Related literature about the influence of prior experience towards risk upon insurance choices
There are numerous empirical studies that point out a relationship between insurance behaviors and individual prior experience related to risk. For instance, an empirical analysis conducted by Browne and Hoyt (2000) indicates that flood insurance purchases at the state level correlated highly with the level of flood losses in the state during the prior year, for the period from 1983 to 1993, in the United States. Figure 1 gives a representative example of this phenomenon. It displays the number of flood insurance policies in California from 1996 to 2006. The number of insurance policies increases dramatically in 1998 just after major floods in this state. Afterwards, the number of policies decreases on a regular basis because of the absence of major floods.

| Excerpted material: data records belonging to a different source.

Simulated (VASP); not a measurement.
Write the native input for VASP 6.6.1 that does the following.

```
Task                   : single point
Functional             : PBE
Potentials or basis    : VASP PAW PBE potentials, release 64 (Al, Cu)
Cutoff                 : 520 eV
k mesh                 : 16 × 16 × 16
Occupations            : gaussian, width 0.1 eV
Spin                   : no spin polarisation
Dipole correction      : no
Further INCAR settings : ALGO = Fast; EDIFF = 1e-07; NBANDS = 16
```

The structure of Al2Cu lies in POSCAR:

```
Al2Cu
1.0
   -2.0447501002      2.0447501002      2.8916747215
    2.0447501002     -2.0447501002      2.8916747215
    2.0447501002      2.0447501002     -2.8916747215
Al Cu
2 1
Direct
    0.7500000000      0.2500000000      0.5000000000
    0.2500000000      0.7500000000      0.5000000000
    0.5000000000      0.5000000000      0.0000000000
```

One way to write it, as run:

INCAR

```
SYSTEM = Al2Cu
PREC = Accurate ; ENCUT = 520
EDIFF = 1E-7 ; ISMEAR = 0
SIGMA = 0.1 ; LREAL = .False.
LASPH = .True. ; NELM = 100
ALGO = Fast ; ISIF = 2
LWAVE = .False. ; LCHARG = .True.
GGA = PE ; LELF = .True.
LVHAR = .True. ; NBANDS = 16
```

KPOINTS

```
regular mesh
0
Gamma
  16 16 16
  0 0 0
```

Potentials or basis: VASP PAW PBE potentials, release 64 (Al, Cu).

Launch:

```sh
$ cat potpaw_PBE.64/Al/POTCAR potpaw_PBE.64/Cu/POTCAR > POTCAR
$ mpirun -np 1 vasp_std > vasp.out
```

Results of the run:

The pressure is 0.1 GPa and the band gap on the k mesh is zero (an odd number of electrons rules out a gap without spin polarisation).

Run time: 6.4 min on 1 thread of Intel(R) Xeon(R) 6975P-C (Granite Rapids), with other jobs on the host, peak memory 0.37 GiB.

Another striking example is provided by Kunreuther (1996), who studied the insurance behaviors of California homeowners during the 1989 Loma Prieta earthquake. In 1989 (before the earthquake), about 34 percent of uninsured homeowners thought that earthquake insurance was unnecessary. By 1990, only about 5 percent thought the same. Moreover, 11 percent of the uninsured households decided to purchase coverage between 1989 and 1990. Kunreuther (1996) also reveals that those who do purchase insurance are likely to cancel policies if they have not made a claim after a few years. For instance, approximately one in five policyholders under the National Flood Insurance Program cancels his coverage each year. In the same way, less than 14 percent of California homeowners have earthquake insurance in 2006, down from 34 percent in 1995 just after the last major earthquake occurred.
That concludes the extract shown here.